Signs of improvement for aggregators

John Phillips
The mortgage industry may be showing tentative signs of improvement with Australia's largest broker Australia Finance Group reporting sales in July 2008 were 17 per cent up on June.

The increase is unexpected, due to many banks and financial institutions slashing commission rates and emphasising more profitable branch sales, with some banks such as BankWest taking a step further and pulling mortgage products from the broker channel altogether - which they did last week with their popular Rate Tracker.
Total July sales for AFG were $2.4 billion, the highest in five months, with an average loan size of $341,000. This is more than $100,000 larger than the average loan written by all lenders based on ABS data, and suggests customers with larger loans (and perhaps investors) are taking the trouble to refinance.

Refinancing hit a record high of 41 per cent of all new mortgages, with fixed mortgages accounting for only eight per cent as borrowers moved to the standard variable which now makes up 45 per cent of new loans.

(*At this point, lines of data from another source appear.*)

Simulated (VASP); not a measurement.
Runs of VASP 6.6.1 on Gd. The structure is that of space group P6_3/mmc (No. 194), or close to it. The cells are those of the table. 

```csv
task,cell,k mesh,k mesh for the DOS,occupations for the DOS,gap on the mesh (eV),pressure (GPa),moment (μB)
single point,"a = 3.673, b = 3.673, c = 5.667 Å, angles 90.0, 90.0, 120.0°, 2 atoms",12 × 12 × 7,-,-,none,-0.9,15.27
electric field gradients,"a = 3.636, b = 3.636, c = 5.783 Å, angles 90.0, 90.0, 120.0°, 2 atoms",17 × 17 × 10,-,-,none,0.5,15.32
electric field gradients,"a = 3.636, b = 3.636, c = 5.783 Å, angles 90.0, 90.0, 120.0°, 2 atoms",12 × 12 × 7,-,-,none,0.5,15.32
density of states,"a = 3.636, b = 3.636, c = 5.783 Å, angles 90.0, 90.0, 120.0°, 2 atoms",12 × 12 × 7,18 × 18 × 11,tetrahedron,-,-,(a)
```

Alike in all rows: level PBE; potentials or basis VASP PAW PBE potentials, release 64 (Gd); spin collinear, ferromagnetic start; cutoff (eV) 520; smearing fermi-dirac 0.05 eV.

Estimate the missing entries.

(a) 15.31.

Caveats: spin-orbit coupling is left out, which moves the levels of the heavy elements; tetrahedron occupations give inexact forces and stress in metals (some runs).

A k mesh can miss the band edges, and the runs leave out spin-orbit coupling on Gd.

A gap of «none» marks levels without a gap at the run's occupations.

Adding support to the market improvement exhibited by AFG is Jennifer Nielsen, chief executive officer of the Loan Market Group, which has $13.5 billion in mortgages. Nielsen said June was stronger than expected with July marginally better than June.

Nielsen adds that while lodgements, approvals and settlements are up, refinancing is slowing and there is very little borrower interest in the fixed mortgage market.